A spinoff in proper "Rhoda" style of my patented e-mail blastograms, this blog was created with the intention of keeping friends and family updated on and amused by my life.

Tuesday, December 21, 2004

The Results

Alright, well, me, being my clever sociologist self, did come up with a few ways to measure at least my results as a teacher. It’s not like teacher evals are a new thing (although they are to some of my Chinese colleagues, one of whom is going to take my idea), but at least being a sociologist I knew how to make my own and get some interesting results.

I only have information from my sophomores, but 75% of them said that overall they enjoyed my class, while nobody said they didn’t enjoy it (some were ambivalent, obviously). 90% said that I was a good teacher—a full 35% thought very much so—and again, there was nobody who thought I was a bad teacher. 70% found the class interesting, while 10% put it on the boring side of the spectrum (although nobody found it extremely boring). Just about 80% said that I explained things clearly and made them easy to understand, although I apparently talk too fast and have a weird accent (in high school they learned British English, although they all have American accents). Around 60% said that my class had helped them work towards English goals, and about the same said it had helped their English writing improve (it was an English Comp course).

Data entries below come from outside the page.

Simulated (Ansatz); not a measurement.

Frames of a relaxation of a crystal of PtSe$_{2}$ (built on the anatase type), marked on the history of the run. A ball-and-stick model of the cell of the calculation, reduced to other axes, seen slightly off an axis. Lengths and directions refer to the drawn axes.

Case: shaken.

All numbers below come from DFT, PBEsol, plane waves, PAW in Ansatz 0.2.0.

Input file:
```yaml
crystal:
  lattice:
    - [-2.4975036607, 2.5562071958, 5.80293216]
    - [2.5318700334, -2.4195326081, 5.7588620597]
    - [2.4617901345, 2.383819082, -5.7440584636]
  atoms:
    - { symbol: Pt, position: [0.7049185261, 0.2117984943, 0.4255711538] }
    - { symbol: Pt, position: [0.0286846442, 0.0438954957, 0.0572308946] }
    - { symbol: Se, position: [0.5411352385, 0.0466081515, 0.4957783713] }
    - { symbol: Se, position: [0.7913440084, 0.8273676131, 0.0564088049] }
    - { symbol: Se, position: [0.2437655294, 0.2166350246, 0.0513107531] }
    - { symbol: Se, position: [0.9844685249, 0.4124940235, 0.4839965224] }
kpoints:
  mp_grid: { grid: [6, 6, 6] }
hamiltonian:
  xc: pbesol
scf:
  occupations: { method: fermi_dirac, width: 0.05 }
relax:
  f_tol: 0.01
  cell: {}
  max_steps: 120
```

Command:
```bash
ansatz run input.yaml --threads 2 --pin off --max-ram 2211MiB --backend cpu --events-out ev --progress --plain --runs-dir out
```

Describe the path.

So, I guess overall I’m happy with results like that. I think, though, that social research has probably got to be a bit different in China, and I’m afraid that even in anonymous surveys students might hesitate to say anything negative, even if they didn’t like the class at all, out of respect for the teacher. I’m going to venture that some of those who were supposedly “on the fence” about the class and my teaching were probably leaning more towards the negative side but didn’t dare say so. Also, there’s always the question of whether or not they understood the questions (they were in English). I used one of the sociologist tricks where you reverse the flow of responses so the person can’t just go down the list checking 5, 5, 5, 4, 5, 4, 5 without actually reading the questions, and I was able to catch one person doing that. But who knows how many I’ve missed.

And like any social research, the more open-ended questions are funny because they are often contradictory—which just proves you can’t please everyone. For some people the Portfolio Projects that I had them do were their least favorite part of the class. For many others though it was their favorite. The one consistent part of the class that seemed to be people’s favorite though was when I was howling like a dog to demonstrate what a howl was…in one of my classes I even got a dog from outside to howl back! It seemed like a cheap trick to get them to pay attention, but sometimes cheap tricks work!